2019-07-20

static_key introduction

There are often a situation that we need to check some switch to determine which code flow to be executed. In some cases the switch is almost the same (true or false), so the check may influence the performance. static_key and jump label let us do code patch in the address which we need to check. Using static_key, there is no check but just flat code flow. There are a lot of static_key usage introduction, but little internals introduction. This post is try to explain the static_key misc under the surface. This post uses kernel 4.4 as I just have this code in my hand now.

There are three aspects for static_key:

  1. We need to save the static_key information in the ELF file, these information is stored in the ‘__jump_table’ section in ELF file
  2. The kernel need to parse these ‘__jump_table’ information
  3. When we change the switch, the kernel need to update the patched code

The idea of static_key is illustrated as following:

Here in most situation the switch is the ‘most state’ so the red block is nop, this means the switch is in the ‘mostly’ state. When we change the state of the switch,the kernel will update the red block as a jump instruction so that the code can go to the ‘2’ code flow.

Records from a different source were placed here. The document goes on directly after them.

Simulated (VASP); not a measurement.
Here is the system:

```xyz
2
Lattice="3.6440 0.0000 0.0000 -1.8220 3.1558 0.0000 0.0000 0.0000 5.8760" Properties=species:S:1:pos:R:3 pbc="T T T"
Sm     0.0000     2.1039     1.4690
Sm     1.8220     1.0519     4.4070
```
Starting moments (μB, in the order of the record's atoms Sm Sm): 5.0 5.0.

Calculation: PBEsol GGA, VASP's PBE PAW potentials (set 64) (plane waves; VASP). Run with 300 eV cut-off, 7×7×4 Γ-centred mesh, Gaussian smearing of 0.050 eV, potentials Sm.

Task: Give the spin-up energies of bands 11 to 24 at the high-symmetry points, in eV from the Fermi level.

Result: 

Store static_key information in ELF file

static_key is defined by a ‘struct static_key’:

    struct static_key {
            atomic_t enabled;
    /* Set lsb bit to 1 if branch is default true, 0 ot */
            struct jump_entry *entries;
    #ifdef CONFIG_MODULES
            struct static_key_mod *next;
    #endif
    };

The ‘enabled’ indicates the state of static_key, 0 means false and 1 means true. ‘entries’ contains the patching information of jump label, it is defined as following:

    struct jump_entry {
            jump_label_t code;
            jump_label_t target;
            jump_label_t key;
    };

code is the address of ‘patching’, target is where we should jump, and key is the address of static_key.

The ‘next’ field in static_key is used for modules reference the kernel image or other modules’ static_key.

Let’s use the ‘apic_sw_disabled’ in arch/x86/kvm/lapic.c as an example. It is defined as following:

    struct static_key_deferred apic_sw_disabled __read_mostly;

Here the ‘static_key_deferred’ is just a wrapper of static_key, it just contains a ‘timeout’ and a ‘delayed work’ to do the update using a delayed work.

    struct static_key_deferred {
            struct static_key key;
            unsigned long timeout;
            struct delayed_work work;
    };

‘apic_sw_disabled’ is used to determine whether the system software enables the local apic, in most cases, the software will enable this. So the default of ‘apic_sw_disabled’ is false. Notice, the ‘apic_sw_disabled’ is used for all of the vcpu. If any of the vcpu in the host disable the local apic, the ‘apic_sw_disabled’ will be true.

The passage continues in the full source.